How-To

How-To#

Query CSV files with SQL#

You can use JupySQL and DuckDB to query CSV files with SQL in a Jupyter notebook.

Installation#

%pip install jupysql duckdb duckdb-engine --quiet

Note: you may need to restart the kernel to use updated packages.

Setup#

Load JupySQL:

%load_ext sql

Create an in-memory DuckDB database:

%sql duckdb://

Connecting to 'duckdb://'

Download some sample data:

from urllib.request import urlretrieve

_ = urlretrieve(
    "https://raw.githubusercontent.com/mwaskom/seaborn-data/master/penguins.csv",
    "penguins.csv",
)

Query#

%%sql
SELECT *
FROM penguins.csv
LIMIT 3

Running query in 'duckdb://'

species	island	bill_length_mm	bill_depth_mm	flipper_length_mm	body_mass_g	sex
Adelie	Torgersen	39.1	18.7	181	3750	MALE
Adelie	Torgersen	39.5	17.4	186	3800	FEMALE
Adelie	Torgersen	40.3	18.0	195	3250	FEMALE

%%sql
SELECT species, COUNT(*) AS count
FROM penguins.csv
GROUP BY species
ORDER BY count DESC

Running query in 'duckdb://'

species	count
Adelie	152
Gentoo	124
Chinstrap	68

Convert to `polars.DataFrame`#

%%sql results <<
SELECT species, COUNT(*) AS count
FROM penguins.csv
GROUP BY species
ORDER BY count DESC

Running query in 'duckdb://'

import polars as pl

pl.DataFrame((tuple(row) for row in results), schema=results.keys)

shape: (3, 2)

species	count
str	i64
"Adelie"	152
"Gentoo"	124
"Chinstrap"	68

Register SQLite UDF#

To register a user-defined function (UDF) when using SQLite, you can use SQLAlchemy’s @event.listens_for and SQLite’s create_function:

Install JupySQL#

%pip install jupysql --quiet

Note: you may need to restart the kernel to use updated packages.

Create engine and register function#

from sqlalchemy import create_engine
from sqlalchemy import event

def mysum(x, y):
    return x + y

engine = create_engine("sqlite://")

@event.listens_for(engine, "connect")
def connect(conn, rec):
    conn.create_function(name="MYSUM", narg=2, func=mysum)

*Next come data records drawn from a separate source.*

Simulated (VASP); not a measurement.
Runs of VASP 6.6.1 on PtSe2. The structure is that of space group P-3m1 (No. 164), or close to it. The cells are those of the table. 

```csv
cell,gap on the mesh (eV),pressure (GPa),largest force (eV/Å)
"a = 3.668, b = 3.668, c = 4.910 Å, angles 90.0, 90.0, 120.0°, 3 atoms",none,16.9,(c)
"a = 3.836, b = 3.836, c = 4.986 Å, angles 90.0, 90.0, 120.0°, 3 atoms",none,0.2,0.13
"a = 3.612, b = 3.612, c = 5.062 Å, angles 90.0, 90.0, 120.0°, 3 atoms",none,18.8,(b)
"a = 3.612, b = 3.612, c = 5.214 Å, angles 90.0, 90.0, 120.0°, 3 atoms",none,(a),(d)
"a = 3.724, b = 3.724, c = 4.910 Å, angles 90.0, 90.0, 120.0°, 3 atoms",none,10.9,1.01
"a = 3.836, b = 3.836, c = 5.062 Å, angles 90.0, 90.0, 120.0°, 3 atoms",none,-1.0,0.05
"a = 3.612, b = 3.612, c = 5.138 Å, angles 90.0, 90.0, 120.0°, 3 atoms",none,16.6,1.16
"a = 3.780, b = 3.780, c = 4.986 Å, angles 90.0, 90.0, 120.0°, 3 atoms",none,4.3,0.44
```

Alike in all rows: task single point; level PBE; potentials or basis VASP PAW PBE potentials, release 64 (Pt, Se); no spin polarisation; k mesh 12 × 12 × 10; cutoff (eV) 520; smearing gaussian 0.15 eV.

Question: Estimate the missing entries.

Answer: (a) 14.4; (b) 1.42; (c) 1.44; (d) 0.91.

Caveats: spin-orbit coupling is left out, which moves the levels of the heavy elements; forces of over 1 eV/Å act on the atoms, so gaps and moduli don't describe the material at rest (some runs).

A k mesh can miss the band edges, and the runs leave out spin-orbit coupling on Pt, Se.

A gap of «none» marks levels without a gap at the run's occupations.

Create connection with existing engine#

New in version 0.5.1: Pass existing engines to %sql

%load_ext sql

The sql extension is already loaded. To reload it, use:
  %reload_ext sql

%sql engine

Query#

%%sql
SELECT MYSUM(1, 2)

Running query in 'sqlite://'

MYSUM(1, 2)
3

Connect to a SQLite database with spaces#

Currently, due to a limitation in the argument parser, it’s not possible to directly connect to SQLite databases whose path contains spaces; however, you can do it by creating the engine first.

Setup#

%pip install jupysql --quiet

Note: you may need to restart the kernel to use updated packages.

%load_ext sql

The sql extension is already loaded. To reload it, use:
  %reload_ext sql

Connect to db#

from sqlalchemy import create_engine

engine = create_engine("sqlite:///my database.db")

Add some sample data:

import pandas as pd

_ = pd.DataFrame({"x": range(5)}).to_sql("numbers", engine)

%sql engine

%%sql
SELECT * FROM numbers

Running query in 'sqlite:///my database.db'

index	x
0	0
1	1
2	2
3	3
4	4

Switch connections#

New in version 0.5.2: -A/--alias

# create two databases with sample data
from sqlalchemy import create_engine
import pandas as pd

engine_one = create_engine("sqlite:///one.db")
pd.DataFrame({"x": range(5)}).to_sql("one", engine_one)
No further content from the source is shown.